The 2022 Voice Tech and Conversational AI Trends That Mattered Most: Deepfakes and Deep Cuts to Alexa and Google Assistant
The voice and conversational AI worlds look much different at the end of 2022 than they did 12 months ago. Technology advances and business practice changes have led to a very different view of what AI can do and how it should be used. Google and Amazon took a look at their voice AI efforts and decided to shake things up in staff and resource allocation, even as businesses of all stripes made similar technology a default feature for their work. Deepfake technology hit critical mass for text, images, and videos, and excitement is warring with concern among many who are only beginning to probe its limits. Here’s what 2022 meant for Voicebot’s coverage, with a year of trends to look back on.

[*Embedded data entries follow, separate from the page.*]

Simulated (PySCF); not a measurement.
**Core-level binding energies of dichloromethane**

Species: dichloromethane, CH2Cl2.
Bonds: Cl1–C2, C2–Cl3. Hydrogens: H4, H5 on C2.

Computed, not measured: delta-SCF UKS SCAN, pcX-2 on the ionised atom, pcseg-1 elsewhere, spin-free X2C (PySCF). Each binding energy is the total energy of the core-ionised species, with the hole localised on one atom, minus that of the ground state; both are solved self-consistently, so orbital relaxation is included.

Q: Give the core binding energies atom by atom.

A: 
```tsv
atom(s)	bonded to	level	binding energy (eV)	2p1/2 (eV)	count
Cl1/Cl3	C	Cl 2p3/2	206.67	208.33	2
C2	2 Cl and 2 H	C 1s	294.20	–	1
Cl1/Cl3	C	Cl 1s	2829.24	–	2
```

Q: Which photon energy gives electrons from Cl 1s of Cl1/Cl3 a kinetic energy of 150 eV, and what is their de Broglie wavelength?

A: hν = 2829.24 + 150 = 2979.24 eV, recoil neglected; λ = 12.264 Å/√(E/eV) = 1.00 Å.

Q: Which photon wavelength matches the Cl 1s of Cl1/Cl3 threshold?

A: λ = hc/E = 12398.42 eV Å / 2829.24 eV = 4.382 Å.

Google Assistant Conversational Action Sunset
Google’s overall strategy around AI this year centered on Android. That includes all of its Google Assistant work. As a result, the company decided to sunset Google Conversational Actions in favor of Android apps. Google prefers to bring voice services to Android devices, including mobile, wearables, and cars. That includes allowing the voice assistant to connect users to App Actions even if they don’t say the name of the service. Instead, users will be sent to the Play Store to install the app. Google’s vision is to help developers streamline their efforts by keeping it all based on Android. In other words, Google has ended third-party voice experiences on smart speakers and smart displays. And the company recently ended support for the web version of Duplex, the Google Assistant service for automated reservations and ticket purchases, sealing the choice of Android over everything.
Alexa Team Cuts
Meanwhile, Amazon’s Alexa Skills world remains intact, but the tech giant took its own approach to trimming its voice AI in November with major layoffs in the devices division, where Alexa and its associated products reside. Alexa Ambient and Health and Wellness are to be shut down, while many Alexa divisions saw at least some reductions in size. Amazon’s cuts included a few products as well, with 2022 marking the end of the Amazon Microwave, the Amazon Glow interactive projector and video call screen for kids, and the Cloud Cam, an early Alexa smart home device since overtaken by Blink and Ring. All of this happened as Amazon promoted senior vice president and Alexa head scientist Rohit Prasad to the leader for all of Alexa, the first AI scientist in the role. Prasad took up the reins of Alexa following the departure of Alexa COO Debra Chrapaty and the retirement of Alexa senior vice president Tom Taylor this summer but has been intimately involved in developing the technology behind voice assistants, particularly Alexa, before being put in charge of it. He has said his vision of Alexa and its future focus on making Alexa more proactive, with universal access through “ambient AI” and a multi-modal interface where Alexa can understand visual as well as vocal interactions.
Generative AI and Text-to-Image Creation
The power of text-to-image tools, like those used for the cookbook, was a close competitor for the biggest generative AI story of the year. The release and opening of tools like DALL-E, Midjourney, and Stable Diffusion have drawn huge crowds interested in seeing just how flexible such AI tools can be and whether they can give visual life to brief text prompts. Plenty of controversy over text-to-image tools accompanies the technology. A project for such art was banned from Kickstarter, and there were a lot of arguments and furious debates over whether AI art could be used to get a copyright, be used on a stock art platform, or win an art contest.
Synthetic media advances hit a particular high point this year with deepfakes, including voice clones and virtual humans. Deepfakes even reached the finals of America’s Got Talent (AGT), where synthetic media developer Metaphysic showed off a series of deepfake performances, culminating with Elvis Presley taking the stage. The finale performance went beyond visuals and included an audio performance enhanced by synthetic voice startup Respeecher, best known for de-aging and synthesizing the voices of Darth Vader and Luke Skywalker for recent Star Wars TV shows. Money to fund and buy poured into startups with the capacity for deepfakes, including Deep Voodoo, from the creators of South Park and Korean synthetic voice startup Supertone. The same concerns about synthetic media crystallized in stories about deepfakes like The Capture, even as real-life media stars enjoyed playing with the possibilities. Fully virtual beings with synthetic visuals, voices, and personalities are quickly becoming a trend too, aided by celebrities like Howie Mandel and set to become massive entertainment engines thanks to Disney working with companies like Inworld AI.